Last week, I listened to Never Enough: From Barista to Billionaire by Andrew Wilkinson. I expected a standard business memoir. What I didn’t expect was something far more elusive: ambition.
Wilkinson, co-founder of Tiny—a Canadian holding company with more than 40 businesses—seemed to have it all: money, freedom, success. But beneath the surface, he was anxious, scattered, and burned out.
What struck me wasn’t the scale of his achievements, as impressive as they were, but how familiar his dissatisfaction felt. He was living the dream—wealth, autonomy, prestige—and still, it didn’t feel like enough.
But I know the feeling of working hard, hitting the milestone… and wondering, in the quiet after, why it didn’t feel better.
Normally, I focus on one big idea per issue. But Wilkinson’s story landed differently: a collection of hard-won truths, each one challenging assumptions we tend to carry about work, success, and what it’s all for.
So, instead of narrowing this issue to one big idea, I’m sharing the ten that stayed with me. The first half explores how ambition can subtly lead us astray. The second is about how we begin to find our way back.
Part 1: How Ambition Misleads Us
1. The Trap of Chronic Dissatisfaction
Wilkinson spent years building. More revenue. More businesses. More wins. But the feeling he was chasing—fulfillment, pride, peace—never arrived. Ambition without a clear goal becomes a recipe for perpetual restlessness.
2. Optimization Doesn’t Equal Peace
He tried to solve dissatisfaction by optimizing everything. Cleaner delegation. Fewer meetings. But the more efficient things became, the more disconnected he felt. Some problems don’t need better processes—they need better purpose.
3. Money Solves Money Problems—Not Meaning
Making money was the easy part. Wilkinson figured that out early. What he didn’t expect was how little it helped with everything else: anxiety, insecurity, identity. Money removed friction—but it didn’t resolve meaning.
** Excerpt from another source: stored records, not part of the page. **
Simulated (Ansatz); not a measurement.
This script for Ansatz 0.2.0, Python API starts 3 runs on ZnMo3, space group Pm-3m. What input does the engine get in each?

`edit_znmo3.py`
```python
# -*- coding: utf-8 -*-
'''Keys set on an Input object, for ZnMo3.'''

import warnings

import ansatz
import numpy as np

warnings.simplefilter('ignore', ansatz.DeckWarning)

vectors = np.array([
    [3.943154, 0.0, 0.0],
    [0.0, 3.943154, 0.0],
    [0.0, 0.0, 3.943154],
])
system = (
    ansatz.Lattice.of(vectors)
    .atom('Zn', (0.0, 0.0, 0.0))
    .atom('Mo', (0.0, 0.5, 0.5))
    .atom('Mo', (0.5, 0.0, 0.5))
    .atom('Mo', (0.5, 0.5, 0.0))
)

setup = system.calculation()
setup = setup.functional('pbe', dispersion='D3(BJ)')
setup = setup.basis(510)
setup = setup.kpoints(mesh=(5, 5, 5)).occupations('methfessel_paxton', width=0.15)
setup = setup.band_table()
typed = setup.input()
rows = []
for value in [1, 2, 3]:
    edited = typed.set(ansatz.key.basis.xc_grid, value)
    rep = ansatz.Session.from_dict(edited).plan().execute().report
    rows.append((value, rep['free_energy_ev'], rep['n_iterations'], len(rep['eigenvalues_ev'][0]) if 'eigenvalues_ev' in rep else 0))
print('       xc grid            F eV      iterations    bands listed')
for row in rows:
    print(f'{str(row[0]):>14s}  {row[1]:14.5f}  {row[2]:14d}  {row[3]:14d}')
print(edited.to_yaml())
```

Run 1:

4. Burnout Comes From Misaligned Effort
Wilkinson didn’t burn out from working too much. He burned out from working on the wrong things. Goals that looked impressive but felt hollow. Projects that earned praise but drained energy. Effort wasn’t the problem. Alignment was.
5. Mimetic Desire Is the Root of Many Bad Goals
Much of what he pursued wasn’t rooted in clarity. It was mimetic, borrowed from others without realizing it. Startups. Investments. It’s easy to confuse admiration with aspiration when you’re surrounded by others chasing the same things.
Part 2: How to Find Your Way Back
6. Anti-Goals Clarify What You Actually Want
Instead of asking “What do I want?”, Wilkinson flipped the question: “What do I never want again?” The answers came fast—urgent meetings, back-to-back calls, anxiety on Sundays. By defining what to avoid, he got clearer on what mattered.
7. Freedom Without Structure Feels Empty
Wilkinson thought stepping back from day-to-day work would feel liberating. However, without something to ground his time, the freedom felt disorienting. Autonomy, he learnt, only works when it’s pointed at something that matters.
8. Delegating Doesn’t End Anxiety
Even after hiring smart people to run his companies, Wilkinson couldn’t relax. He still checked in constantly. Still felt the weight. Delegation only helped once he let go internally, not just operationally.
9. Introspection Is a Skill, Not a Trait
He wasn’t naturally reflective. He had to learn how to pause. Reading, honest conversations, and long periods of discomfort—none of it came easily. But the more he practiced, the clearer things became. Slowness revealed what speed kept hidden.
10. Build a Life That Feels Good, Not Just Looks Impressive
The biggest shift wasn’t tactical. It was personal. Wilkinson stopped chasing what looked good from the outside and started paying attention to what actually felt good on the inside. Calm. Focus. Purpose. That became the goal.
Forward, But to Where?
Not everything in Never Enough will resonate. But one idea stayed with me:
Unchecked ambition will take you far, but it won’t ask where you want to go.
Wilkinson didn’t burn out because he wanted too much. He burned out because he never asked if the wanting still made sense.
Ambition isn’t the problem. However, left to its own devices, it tends to follow momentum, ego, and comparison.
If you don’t define what matters, ambition will decide for you. And its version won’t lead to meaning.